Chapter 2 Simulating pseudorandom numbers

Computers are designed to be deterministic devices. Simulating true randomness on a computer is in general difficult, and most practical applications use pseudorandom numbers—deterministic sequences of numbers that appear random.

Most practical implementations of pseudorandom number generation are based on a random number generator generating uniform random numbers on a suitable subset of integers (often \(\{0, \dots, 2^w-1\}\)). These numbers can easily be transformed to a uniform distribution over floating point values on the interval \([0,1]\). This uniform pseudorandom number generation in turn serves as a basis for a library of generators for different distributions provided by different statistical software packages and programming languages.

In this chapter we will briefly review the principles these different generators are based upon.

2.1 Uniform pseudorandom number generation

Uniform pseudorandom number generators (PRNGs) form the foundation for any computation requiring randomness.
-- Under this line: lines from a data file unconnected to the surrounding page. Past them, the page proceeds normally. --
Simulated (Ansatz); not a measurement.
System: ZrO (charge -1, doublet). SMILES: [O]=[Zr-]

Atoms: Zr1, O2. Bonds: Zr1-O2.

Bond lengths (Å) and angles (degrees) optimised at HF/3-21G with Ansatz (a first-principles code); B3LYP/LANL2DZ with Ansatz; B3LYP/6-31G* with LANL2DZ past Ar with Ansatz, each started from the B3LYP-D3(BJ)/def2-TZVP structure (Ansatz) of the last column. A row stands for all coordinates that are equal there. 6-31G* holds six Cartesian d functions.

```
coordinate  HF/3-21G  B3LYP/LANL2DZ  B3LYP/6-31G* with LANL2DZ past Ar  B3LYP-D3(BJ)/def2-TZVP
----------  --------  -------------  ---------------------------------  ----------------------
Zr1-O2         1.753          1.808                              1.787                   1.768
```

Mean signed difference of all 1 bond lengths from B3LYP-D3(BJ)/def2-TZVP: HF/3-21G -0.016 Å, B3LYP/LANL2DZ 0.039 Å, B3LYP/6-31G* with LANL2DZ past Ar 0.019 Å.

A good random number generator should have a number of properties:

  • good statistical properties;
  • long period before the numbers repeat;
  • efficient and compact implementation; and
  • usability in parallel computation.

The most widely used PRNG is Mersenne Twister that combines many of these properties, except it cannot be directly used in parallel computation applications.

The PCG family of PRNGs is gaining popularity as a better alternative that addresses some of the shortcomings of Mersenne Twister. The PCG paper (O’Neill (2014)) provides interesting background reading on modern PRNGs.

2.2 Transformations for non-uniform pseudorandom number generation

Given a uniform PRNG, the simplest way to generate random numbers following a non-uniform distribution is to transform the generated numbers.

For example, an affine transformation of the form \(A(x) = ax + b\) can adjust the bounds and scale of a distribution.

The shape of the distribution can be changed using non-linear transformations based on the following theorem:

Theorem 2.1 If \(p\) is a random variable with absolutely continuous cumulative density function \(\Theta_p(x)\) and \(x \sim p\), then \[ \Theta_p(x) \sim \mathrm{Uniform}(0, 1). \]
Applying the inverse transform \(\Theta^{-1}_p(y)\) yields the following corollary
Corollary 2.1 Under the assumptions of Theorem 2.1, if \(y \sim \mathrm{Uniform}(0, 1)\), then \[\Theta^{-1}_p(y) \sim p. \]

Example distributions where cdf transformation can be used:

  • exponential distribution
  • double-exponential distribution a.k.a. Laplace distribution

Example 2.1 Taking an exponentially distributed variable \(x \sim \mathrm{Exponential}(\lambda)\) as an example, we have the CDF \(\Theta(x) = 1 - \exp(-\lambda x)\) whose inverse is \[\Theta^{-1}(y) = -\frac{\log(1-y)}{\lambda}. \]

Noting that as \(y \sim \mathrm{Uniform}(0, 1)\), \(y\) and \(1-y\) follow the same distribution, we can replace \(1-y\) with \(y\) to obtain the transformation \(-\frac{\log(y)}{\lambda}\).

2.2.1 Generating normally distributed random draws

Normally distributed random variables can be generated using the Box-Muller transformation based on the polar coordinate representation of the bivariate normal distribution.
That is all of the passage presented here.